Moody’s competitive spirit earned her the nickname "Queen Helen," and she was celebrated for her remarkable concentration on the court. She represented the U.S. in the inaugural Wightman Cup and won two gold medals at the 1924 Olympic Games in Paris. After her marriage to Fred Moody in 1929 and a later marriage to Aidan Roark, she pursued artistic endeavors and authored her autobiography. Helen Wills Moody retired from tennis in 1938, leaving behind a legacy that has led many experts to regard her as one of the greatest female tennis players in history, culminating in her induction into the National Lawn Tennis Hall of Fame in 1959.
Helen Wills Moody
Tennis Player
- Born: October 6, 1905
- Birthplace: Centerville (now Fremont), California
- Died: January 1, 1998
- Place of death: Carmel, California
Sport: Tennis
Early Life
Helen Newington Wills was born on October 6, 1905, in Centerville (now Fremont), California. Her parents were Dr. and Mrs. Clarence Wills. When she was very young, the family moved to Berkeley, California, where Helen was raised in a privileged social environment.
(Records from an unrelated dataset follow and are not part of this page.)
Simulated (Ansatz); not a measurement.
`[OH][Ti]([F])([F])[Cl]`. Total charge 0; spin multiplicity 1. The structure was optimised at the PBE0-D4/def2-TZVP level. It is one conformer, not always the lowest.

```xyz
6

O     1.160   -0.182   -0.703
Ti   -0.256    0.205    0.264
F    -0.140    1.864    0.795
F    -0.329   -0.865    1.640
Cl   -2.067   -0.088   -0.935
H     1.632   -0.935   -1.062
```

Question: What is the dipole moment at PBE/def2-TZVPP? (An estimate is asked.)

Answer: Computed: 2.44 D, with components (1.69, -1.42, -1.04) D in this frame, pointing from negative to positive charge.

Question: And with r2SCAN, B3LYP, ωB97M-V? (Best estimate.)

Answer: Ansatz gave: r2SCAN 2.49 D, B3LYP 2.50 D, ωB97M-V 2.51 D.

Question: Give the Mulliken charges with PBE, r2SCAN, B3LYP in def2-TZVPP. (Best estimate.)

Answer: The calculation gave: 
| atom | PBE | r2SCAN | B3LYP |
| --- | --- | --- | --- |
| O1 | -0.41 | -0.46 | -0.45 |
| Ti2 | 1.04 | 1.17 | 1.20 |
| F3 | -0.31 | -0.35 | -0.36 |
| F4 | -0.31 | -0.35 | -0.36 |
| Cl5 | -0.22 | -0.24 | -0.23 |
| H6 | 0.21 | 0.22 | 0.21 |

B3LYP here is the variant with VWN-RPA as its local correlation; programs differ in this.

![Die amerikanische Tennisweltmeisterin Helen Wills in Berlin! Die schöne amerikanische Weltmeisterin Hellen Wills auf den Rot-weiss-Tennisplätzen in Berlin-Grunewald. Uner Bild zeigt sie im Dress. Der Schirmschutz für die Augen ist eine Erfindung der Helen Bundesarchiv, Bild 102-07878 / CC-BY-SA [CC-BY-SA-3.0-de (http://creativecommons.org/licenses/by-sa/3.0/de/deed.en)], via Wikimedia Commons 89116151-73278.jpg](https://imageserver.ebscohost.com/img/embimages/ers/sp/embedded/89116151-73278.jpg?ephost1=dGJyMNHX8kSepq84xNvgOLCmsE2epq5Srqa4SK6WxWXS)
As a small child, Wills learned tennis from her father, and as a present for her fourteenth birthday, she was given a membership in the Berkeley Tennis Club. Soon she was playing every day, receiving help from William Fuller, the volunteer coach at the club who also arranged matches for her. Next, she started entering local tournaments and was soon winning them all.
The Road to Excellence
In 1921, when Helen was fifteen, she was sent east to play in the National Junior Tournament for girls 18 and under and to play on the women’s circuit. She won the National Junior Championship and did extremely well in the other tournaments. Her career as an outstanding tennis player had begun.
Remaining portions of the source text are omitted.